In these games, you’ll fight waves of people native to the world while you are an outsider. You could fight these enemies endlessly. My point is not to shame anybody for liking these games. However, it’s worth thinking about how we relate to the NPCs in this world and how playing a game where you are the only person with autonomy and agency can shape your worldview if you play enough of these games and are susceptible to this idea.

Returning to Prison Architect, it occupies an interesting space in games. It might be described as a ‘god game’. These games are where you oversee a world of people and interact using only your tools. Operating this prison puts me in mind of two strange things. First is the TV show Prison Break, which I watched for a couple of seasons. That is my main point of connection to prison, a TV show where the heroes fight against a massive conspiracy to put a lady President in power. The initial season and Michael’s attempts to escape prison are put into my head whenever I discover a tunnel or garden shears in my game. The second is Foucault’s idea of the Panopticon.

The Panopticon was originally conceived as a prison concept. A prison where every prison was always in sight of a singular tower. This created a situation where the prisoner may be observed at any time and would then theoretically acts as if they were always being watched. Foucault used this idea to talk about the nature of power and how institutions employ the same mindset of constant vigilance to decrease deviance. After all, in Prison Architect I am the all-seeing eye of God overseeing hundreds of prisoners and half as many guards. Am I the Panopticon?

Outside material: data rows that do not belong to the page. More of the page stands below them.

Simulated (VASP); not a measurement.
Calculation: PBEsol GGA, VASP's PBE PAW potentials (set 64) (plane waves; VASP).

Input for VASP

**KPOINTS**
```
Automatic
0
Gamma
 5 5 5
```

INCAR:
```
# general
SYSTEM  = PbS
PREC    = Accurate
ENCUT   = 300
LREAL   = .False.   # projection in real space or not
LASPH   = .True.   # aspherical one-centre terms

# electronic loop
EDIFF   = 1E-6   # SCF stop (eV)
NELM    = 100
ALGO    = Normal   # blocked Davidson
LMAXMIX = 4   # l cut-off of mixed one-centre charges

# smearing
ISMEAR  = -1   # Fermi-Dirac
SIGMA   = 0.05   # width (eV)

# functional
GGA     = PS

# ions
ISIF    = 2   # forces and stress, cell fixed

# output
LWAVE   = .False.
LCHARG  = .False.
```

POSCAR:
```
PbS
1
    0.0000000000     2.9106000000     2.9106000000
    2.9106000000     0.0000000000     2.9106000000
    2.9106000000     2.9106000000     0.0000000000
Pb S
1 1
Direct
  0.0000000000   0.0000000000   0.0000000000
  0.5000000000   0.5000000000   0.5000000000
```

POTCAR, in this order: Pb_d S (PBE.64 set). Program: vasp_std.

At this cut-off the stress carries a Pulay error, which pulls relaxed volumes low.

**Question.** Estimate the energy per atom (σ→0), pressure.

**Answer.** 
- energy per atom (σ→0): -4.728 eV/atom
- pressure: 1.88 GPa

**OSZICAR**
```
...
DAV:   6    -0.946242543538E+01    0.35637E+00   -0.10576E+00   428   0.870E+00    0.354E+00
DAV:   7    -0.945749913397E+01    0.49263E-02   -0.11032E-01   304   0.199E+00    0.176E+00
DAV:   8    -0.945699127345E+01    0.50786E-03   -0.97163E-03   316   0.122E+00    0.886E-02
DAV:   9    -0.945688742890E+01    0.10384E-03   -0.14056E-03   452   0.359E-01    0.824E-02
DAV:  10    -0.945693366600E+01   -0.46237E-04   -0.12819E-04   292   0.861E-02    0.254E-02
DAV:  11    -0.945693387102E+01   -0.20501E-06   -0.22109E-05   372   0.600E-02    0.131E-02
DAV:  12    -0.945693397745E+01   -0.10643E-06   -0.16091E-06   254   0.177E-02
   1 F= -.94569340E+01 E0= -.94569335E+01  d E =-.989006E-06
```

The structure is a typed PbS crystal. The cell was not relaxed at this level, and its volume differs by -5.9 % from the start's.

You might have guessed where all this is leading. I chose to look at the way games skew in favour of the individual because I believe there are some disturbing trends amongst the community of those who play games. Movements like GamerGate and other harassment engines that spawn out of games come out of the way many games establish conflict. The individualist nature of games can influence those who are predisposed to see the world as an extension of games. Not full of thinking, feeling people but full of cardboard NPCs. The anonymising on the Internet certainly plays into that. I struggle to think of a solution to this. We could create games that create a deep empathy but there will always be a safe game for these people to return to. I think about how I could very easily have become one of these gamergate folks. The world at one point seemed to be made of cardboard to me. What pulled me out of it? I was exposed to ideas outside my previous understanding of the world. When I acted shittily, people I cared for expedited me out of their life. People digging deep in on my flaws and shaming me for them caused some real introspection. Maybe harsh words from someone you trust is what people need to expand their horizons.